Last week, I spend a day in the countryside. You may remember from last week's email that I was headed outside of Berlin to meet with my producer/guitarist, Jan. City girl that I am, I didn't realize the level of rural we were talking about. Here's what my day looked like:
Your inbox would probably blow up if I tried to attach all the photos, but go check out the whole album when you have a minute.
So there I was, surrounded by sheep, dirt roads, and beautifully maintained 1960s analog studio equipment. I felt as if I was filming the German adaptation of The Commitments. And I was standing on the top of this hill, alone, head up towards the heavens...
...and I had to emotionally high-five myself on the back for making all the awesome decisions that led me to hanging out on this hill on the outskirts of Berlin, at 3PM on a Thursday afternoon.
Friends, today's email is not about spending more time in the outdoors. It's also not about becoming a musician or following your passion. It's simply about the permission to say that you are trying to fit a square peg in a round hole.

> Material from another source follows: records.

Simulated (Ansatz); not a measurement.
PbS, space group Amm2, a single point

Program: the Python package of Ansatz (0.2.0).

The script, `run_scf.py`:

As some of you know more intimately than others, I started my career the normal, American way. I moved to San Francisco. I got an entry-level job with a professional-sounding company. I worked in a windowless office. I was f*cking miserable. Less than three days into moving into my apartment, I knew it was the wrong choice.
And I started crying, daily. I drank way too much. I stopped sounding or thinking like myself. As they say, I was in a real bad way. I kept getting the same well-meaning advice:
It will be okay. You will get used to it. The real world isn't always fun. You should plan out fun weekends. You don't have to care this much, it's just your job. Jobs are part of life. You'll settle into it.
Every time I heard that, I felt more nauseous. More alone. Really alone. I thought, "What right do I have to want something different than this? Am I really being delusional? Unrealistic? Is it that I'm arrogant enough to think I'm so much more special than everybody else?"
It's hard to eloquently explain how rough that year was for me. I've now been in Berlin for 15-odd months, and I still get PTSD-like feelings about San Francisco from time to time. And by the end of my Bay Area stint, I was pumped full of anti-psychotics and anti-depressants that I started thinking, "Maybe this isn't so bad. Maybe I can stay a while longer. What else would I do with my time?"
If I hadn't gotten fired (which is a story for another time) from Job #2, I would have... well, I would have settled in.
From what I hear, San Francisco is actually an okay-enough place. And mine certainly isn't a story about leaving the corporate world behind to go traveling and find yourself. I've grown my career in leaps and bounds since moving overseas. I'm also ambitious to a rather irrational level.
None of that means I needed to try to make it work in San Francisco.
When you are young in your career -- especially in America -- a lot of people will tell you you're making too big a deal out of things. That the real world is not like college, and that you can't just have fun all the time.
There is a big, fat difference between a transitional period and a straight-up bad fit. And baby, nothing in the world will make it right when you're dealing with a bad fit.
I honestly hope most have you have stopped reading by now, and that nothing I've said today applies to you. That you believe this week's email was a bit of a bust.
But, my darling, you at the back, the one nodding along and still reading... I believe you. I know that feeling. The one that burns a hole in your throat, and down in your gut. You are in the wrong city, the wrong job, the wrong company, the wrong relationship. I believe you, and I give you permission to bounce out the spot immediately.
Because, at the end of the day, that's the best career advice I can try to give you: you get to choose. You get to make the rules, and you get to pick out all the toppings in this create-your-own-ice-cream-sundae that we call life. And once you decide where you're headed, I'll probably still be here. Helping you write the emails to make it all happen.